Sustainable Development and Peace: the Complexities of Land Tenure and Reconstruction in Haiti
Together with the Center for International Earth Science Information Network (CIESIN) at the Earth Institute, Columbia University, and The Environmental Law Institute (ELI), in Washington D.C., AC4 is currently engaged in applied research investigating conflict and complexity surrounding issues of land tenure in Haiti.
- 1) Describe the historical and social context surrounding land tenure in Haiti
- 2) Detail the legal framework, organizational entities and current policies relevant to land tenure in Haiti
- 3) Explain the nature of conflicts related to land tenure in Haiti
- 4) Detail the current practices for addressing these disputes
- 5) Note potential gaps in the process of the fluid administration of land tenure in Haiti
This project is specifically aimed towards identifying key stakeholders involved in the aforementioned processes, and to provide recommendations for policy and research directed towards building sustainable peace in Haiti through addressing conflict and complexity related to land tenure.
By combining applied research on the ground with archival research and best practices regarding land tenure in other regions of the world, ELI, CIESIN and AC4 seek to provide holistic solutions to the complex problems faced by the people and government of Haiti by engaging in locally-directed and externally-informed interdisciplinary collaboration.
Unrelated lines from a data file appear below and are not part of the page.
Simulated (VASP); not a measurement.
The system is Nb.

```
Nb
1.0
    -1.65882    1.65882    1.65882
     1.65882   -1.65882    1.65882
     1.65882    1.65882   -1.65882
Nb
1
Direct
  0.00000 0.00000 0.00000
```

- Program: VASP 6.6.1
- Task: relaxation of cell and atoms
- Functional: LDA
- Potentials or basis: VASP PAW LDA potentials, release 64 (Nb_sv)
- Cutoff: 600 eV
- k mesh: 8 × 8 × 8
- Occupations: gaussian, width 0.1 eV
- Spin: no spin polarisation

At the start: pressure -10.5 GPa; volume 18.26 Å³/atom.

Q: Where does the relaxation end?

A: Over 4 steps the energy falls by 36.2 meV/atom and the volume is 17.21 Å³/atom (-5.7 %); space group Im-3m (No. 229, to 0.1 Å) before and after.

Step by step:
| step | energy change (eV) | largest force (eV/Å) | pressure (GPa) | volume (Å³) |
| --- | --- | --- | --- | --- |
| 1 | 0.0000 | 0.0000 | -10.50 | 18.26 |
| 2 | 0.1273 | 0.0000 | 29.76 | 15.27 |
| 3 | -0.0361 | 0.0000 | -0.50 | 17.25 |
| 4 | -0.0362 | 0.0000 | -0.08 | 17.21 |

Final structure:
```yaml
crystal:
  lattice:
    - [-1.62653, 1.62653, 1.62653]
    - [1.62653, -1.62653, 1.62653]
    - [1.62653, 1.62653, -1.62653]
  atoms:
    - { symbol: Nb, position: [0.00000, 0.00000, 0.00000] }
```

Developing Policy Recommendations to Reduce Land-Based Conflicts By Conducting Field Research
The field research component of the project consists of a land tenure survey examining tenure patterns and conflict resolution mechanisms on the Southwestern coast of Haiti. The survey randomly samples 50 households, split between 10 communes from Haiti’s Sud department, and is supplemented by interviews with local officials. The goal is to use the results as the basis for a workshop and ultimately for policy recommendations. By examining local land tenure perceptions and comparing these with official land tenure regulations, the team hopes to form policy recommendations that will reduce the number of land-based conflicts and increase land tenure security. In addition, this study will generate some baseline data against which further land tenure study results can be measured.